Psychological safety is the idea that someone feels safe to take interpersonal risks with the people around them. They’re not afraid of being labeled or criticised for saying what they are thinking and feeling. It’s something the best teams have and the worst don’t.
Amy Edmondson is one of the world’s leading experts on it. This quote is from her.
“At a very early age, most of us found that school was a fearful place. Not wanting to get in trouble with teachers or get our assignments wrong - our childhood behavior was driven by a lot of fear. And then, we’velong had this meme around us that indicated ‘this is how bosses act.’ But today, many managers still haven’t yet connected to the truth - this isn’t the way any human being really performs well.”
It’s a sad reflection of our school system, that many of us recognise from personal experience. But it makes clear another component of what it means to be a parent. To build a sense of self-esteem in our kids despite the school system. It means teaching them that their self-worth doesn’t come from what others think about them and how others score or judge them.
If you follow the thinking through, it could become anti-establishment, because it’s saying the system they are in doesn't matter that much. Certainly not to the detriment of their sense of self and mental health.
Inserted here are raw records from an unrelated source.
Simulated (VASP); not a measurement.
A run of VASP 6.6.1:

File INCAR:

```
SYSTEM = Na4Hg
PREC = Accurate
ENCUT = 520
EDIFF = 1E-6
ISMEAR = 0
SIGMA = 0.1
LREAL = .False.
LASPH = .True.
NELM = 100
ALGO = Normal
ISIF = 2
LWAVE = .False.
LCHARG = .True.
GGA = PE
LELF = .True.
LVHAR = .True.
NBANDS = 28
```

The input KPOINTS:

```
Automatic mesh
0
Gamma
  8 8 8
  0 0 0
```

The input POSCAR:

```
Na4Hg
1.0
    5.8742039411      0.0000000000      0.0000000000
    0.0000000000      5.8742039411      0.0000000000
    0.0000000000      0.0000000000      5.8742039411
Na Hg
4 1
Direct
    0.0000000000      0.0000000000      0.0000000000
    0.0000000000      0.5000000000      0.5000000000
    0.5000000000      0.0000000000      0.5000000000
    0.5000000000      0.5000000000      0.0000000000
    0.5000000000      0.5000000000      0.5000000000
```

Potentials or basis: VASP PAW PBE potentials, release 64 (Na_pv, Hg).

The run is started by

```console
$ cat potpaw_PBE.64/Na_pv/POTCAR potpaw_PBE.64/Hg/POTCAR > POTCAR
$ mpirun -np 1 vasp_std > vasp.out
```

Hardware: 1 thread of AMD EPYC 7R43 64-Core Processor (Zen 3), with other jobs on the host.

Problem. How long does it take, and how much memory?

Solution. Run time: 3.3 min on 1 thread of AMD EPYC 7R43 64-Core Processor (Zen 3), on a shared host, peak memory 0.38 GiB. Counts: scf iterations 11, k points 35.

Of course, this isn’t about the rejection of one thing outright, that’s a binary way of thinking. What it does mean is that, in some circumstances, you have to conform, to do what you’re told even if you don’t think it’s the right thing to do. But only up to a point, the point where the system challenges your values or threatens the well-being of yourself or others. Learning to tread this line is what adolescence is for.
If we have that in mind, rather than thinking that adolescence is all about getting good grades we will be setting our children up for a fulfilling and meaningful life, rather than a fearful but well-measured one.